For Jesus to then ask, “For what will it profit them to gain the whole world and forfeit their life? Indeed, what can they give in return for their life?” those questions place focus on lifting up one’s being, by the sacrifice of ego. The young rich ruler had profited from leading other Jews to enslavement to the law (lawyers always profit from the miseries of others), without offering a peep of advice on how to avoid lawyers AND misery [i.e.: giving others good news for free]. Simply because there are laws, lawyers are given the world by those who want to follow the Law, but find that an impossible task. When they have been given the whole world of material possessions, what can they give in return for one saved soul – one’s own?
Hint: Money can’t buy that.
This reading then ends with Jesus saying, “Those who are ashamed of me and of my words in this adulterous and sinful generation, of them the Son of Man will also be ashamed when he comes in the glory of his Father with the holy angels.” The embarrassment comes from being “ashamed” of taking on the name Jesus Christ, giving up one’s given name. This is how one is afraid of being seen in public speaking the meaning of Scripture, when no one else says those things.
The reason is the one speaking is the Holy Spirit of Jesus Christ within a human body that looks nothing like Jesus. The fear comes from watching the persecution of Jesus Christ, just like Saul held the coats of those stoning Jesus Christ to death, because Jesus then looked like Saint Stephen. Stephen was not ashamed to proclaim the “gospel,” just as Jesus of Nazareth had done. All Apostles speak up as Jesus Christ, because the world will always be full of sinful people worshiping all the gods that pander to selfish gains. If fear keeps one from becoming Jesus Christ, one bows to Satan, not God. Only those bowing to God, having been reborn as Jesus Christ, are going to see the glory of the Father with the holy angels.

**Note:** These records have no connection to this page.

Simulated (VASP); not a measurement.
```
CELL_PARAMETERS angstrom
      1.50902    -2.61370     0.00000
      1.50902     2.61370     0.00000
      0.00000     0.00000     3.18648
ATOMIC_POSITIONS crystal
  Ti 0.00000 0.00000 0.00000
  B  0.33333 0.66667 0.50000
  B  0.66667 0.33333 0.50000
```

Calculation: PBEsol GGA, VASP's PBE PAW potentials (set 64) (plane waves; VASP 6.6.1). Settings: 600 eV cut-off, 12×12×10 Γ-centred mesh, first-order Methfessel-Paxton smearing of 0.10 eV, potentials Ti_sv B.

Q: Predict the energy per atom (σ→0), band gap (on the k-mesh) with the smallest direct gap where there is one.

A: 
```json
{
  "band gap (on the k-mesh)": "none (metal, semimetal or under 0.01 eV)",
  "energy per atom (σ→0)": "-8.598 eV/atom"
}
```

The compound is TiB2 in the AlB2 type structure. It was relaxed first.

As the Gospel selection for the seventeenth Sunday after Pentecost, when one’s personal ministry for the LORD should be underway – one has sacrificed one’s self-ego and become a lifted up stake upon which the true vine bearing fruit in the name of Jesus Christ is raised – the message here is to realize one must walk in the footsteps of Jesus Christ. That means announcing to the seekers of the world, “The Kingdom of God has come near.” That announcement is done through righteous deeds, more than talking of one’s holiness.
When I mentioned earlier about the use of “the gospel” in this reading, it needs to be addressed how the use of “stauron” translates as “cross.” This too should not be read (or heard) as if with capitalized importance (as “THE Cross of Jesus”), because a cross is simply a + or a T or an X configuration, as two lines intersecting (usually forming right angles). In vineyards a “stauron” is simply an “upright stake” that the grapevines are strung upon, which keeps them off the ground. That is how this should be read.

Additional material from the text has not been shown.